Handling Tips on Installing a Nuc
Whenever you work with bees, move smoothly-like you’re doing Tai Chi! Bees will only sting if they feel like you are threatening your hive, and fast and jerky movements will put them into attack mode. Use your smoke sparingly as the only bees that will sting are the guard bees on the periphery at the entrance and at the top of the frames. If bees come at you and give you a “bump” on the face veil, this is their warning prior to trying to sting and it is best to back off before continuing. Move slowly but surely, not clumsily as this can lead to losing your queen and thus your hive.
Once you move over all your frames to your equipment, there will be stragglers, so I place the Nuc box on its side in front of the hive and by dusk, everyone is tucked up for the night.
Sugar water, 1 part table sugar to 1 part water, is fed to the bees for the first couple of weeks until they can easily find nectar sources. Supplementary feeding is critical to the success of your colony. There are sparse nectar sources in early April, and I like to feed until I see plenty of flowers out there, probably in about 3 weeks.

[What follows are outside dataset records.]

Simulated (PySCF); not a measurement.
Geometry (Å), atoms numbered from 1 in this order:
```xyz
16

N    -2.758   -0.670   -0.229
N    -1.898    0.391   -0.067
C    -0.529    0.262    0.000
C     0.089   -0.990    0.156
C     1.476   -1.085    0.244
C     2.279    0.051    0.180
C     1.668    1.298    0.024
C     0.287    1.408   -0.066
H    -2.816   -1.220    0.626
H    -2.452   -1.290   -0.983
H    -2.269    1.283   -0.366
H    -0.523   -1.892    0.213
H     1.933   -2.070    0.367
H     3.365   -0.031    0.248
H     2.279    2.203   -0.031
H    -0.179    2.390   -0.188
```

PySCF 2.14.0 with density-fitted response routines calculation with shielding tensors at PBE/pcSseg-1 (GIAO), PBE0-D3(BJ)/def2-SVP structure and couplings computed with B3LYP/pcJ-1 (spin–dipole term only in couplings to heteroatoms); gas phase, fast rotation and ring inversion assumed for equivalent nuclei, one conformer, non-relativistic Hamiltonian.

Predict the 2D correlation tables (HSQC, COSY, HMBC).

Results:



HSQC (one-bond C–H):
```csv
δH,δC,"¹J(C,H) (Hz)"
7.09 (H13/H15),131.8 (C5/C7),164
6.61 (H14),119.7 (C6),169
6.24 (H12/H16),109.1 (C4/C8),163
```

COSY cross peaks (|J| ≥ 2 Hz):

I continue to feed with sugar water and will inspect the entrance to the hives every day to make sure that there is a good traffic flow, both in and out. That tells me that everything is working well. If there isn’t the normal flow, I will inspect the hive to see if there is a laying queen. In about a week, I will open the hive and check the brood pattern and see if the bees are drawing new wax comb. If everything seems OK, I will continue to feed the hive for several more weeks while they are drawing the wax comb and then taper off the feeding. I believe in minimal handling of the hive. Leave it to the bees! And harvest the honey!